Uranus is the only giant planet whose equator is nearly at right angles to its orbit. A collision with an Earth-sized object may explain Uranus' unique tilt. Nearly a twin in size to Neptune, Uranus has more methane in its mainly hydrogen and helium atmosphere than Jupiter or Saturn. Methane gives Uranus its blue tint.
Adorned with thousands of beautiful ringlets, Saturn is unique among the planets. All four gas giant planets have rings -- made of chunks of ice and rock -- but none are as spectacular or as complicated as Saturn's. Like the other gas giants, Saturn is mostly a massive ball of hydrogen and helium.
Jupiter, the most massive planet in our solar system -- with dozens of moons and an enormous magnetic field -- forms a kind of miniature solar system. Jupiter does resemble a star in composition, but it did not grow big enough to ignite.

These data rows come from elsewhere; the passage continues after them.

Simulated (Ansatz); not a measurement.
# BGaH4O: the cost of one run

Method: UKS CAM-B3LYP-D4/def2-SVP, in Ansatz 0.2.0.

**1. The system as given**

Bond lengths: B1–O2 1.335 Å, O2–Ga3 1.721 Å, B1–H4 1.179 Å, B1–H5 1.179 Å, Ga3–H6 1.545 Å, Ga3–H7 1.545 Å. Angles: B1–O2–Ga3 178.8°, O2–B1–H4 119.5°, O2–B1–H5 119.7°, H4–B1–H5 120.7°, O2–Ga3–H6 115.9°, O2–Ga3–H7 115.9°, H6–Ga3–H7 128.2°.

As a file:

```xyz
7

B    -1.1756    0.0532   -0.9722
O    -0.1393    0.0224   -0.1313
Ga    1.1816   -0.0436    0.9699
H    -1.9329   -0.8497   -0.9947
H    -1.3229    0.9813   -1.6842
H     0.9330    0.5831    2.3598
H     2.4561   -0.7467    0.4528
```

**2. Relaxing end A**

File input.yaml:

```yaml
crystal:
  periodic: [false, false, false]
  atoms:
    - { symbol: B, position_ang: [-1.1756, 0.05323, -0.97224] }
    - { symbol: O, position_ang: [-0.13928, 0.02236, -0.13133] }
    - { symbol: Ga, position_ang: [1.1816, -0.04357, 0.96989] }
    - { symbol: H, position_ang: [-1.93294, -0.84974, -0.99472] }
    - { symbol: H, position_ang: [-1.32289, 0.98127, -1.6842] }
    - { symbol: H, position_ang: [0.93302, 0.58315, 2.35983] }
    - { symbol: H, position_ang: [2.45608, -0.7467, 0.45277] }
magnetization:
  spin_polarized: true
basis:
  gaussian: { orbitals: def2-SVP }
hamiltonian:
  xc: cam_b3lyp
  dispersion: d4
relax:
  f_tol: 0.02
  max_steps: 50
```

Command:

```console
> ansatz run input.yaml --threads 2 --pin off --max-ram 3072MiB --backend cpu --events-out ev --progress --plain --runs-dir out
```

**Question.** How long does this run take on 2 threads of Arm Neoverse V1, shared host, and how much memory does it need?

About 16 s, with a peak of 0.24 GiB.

Dark, cold and whipped by supersonic winds, Neptune is the last of the hydrogen and helium gas giants in our solar system. More than 30 times as far from the sun as Earth, the planet takes almost 165 Earth years to orbit our sun. In 2011 it will complete its first orbit since its discovery in 1846.
Pluto was long considered our solar system's ninth planet. But after the discovery of similar intriguing worlds deeper in the distant Kuiper Belt, icy Pluto was reclassified as a dwarf planet. This new class of worlds may offer some of the best evidence about the origins our solar system.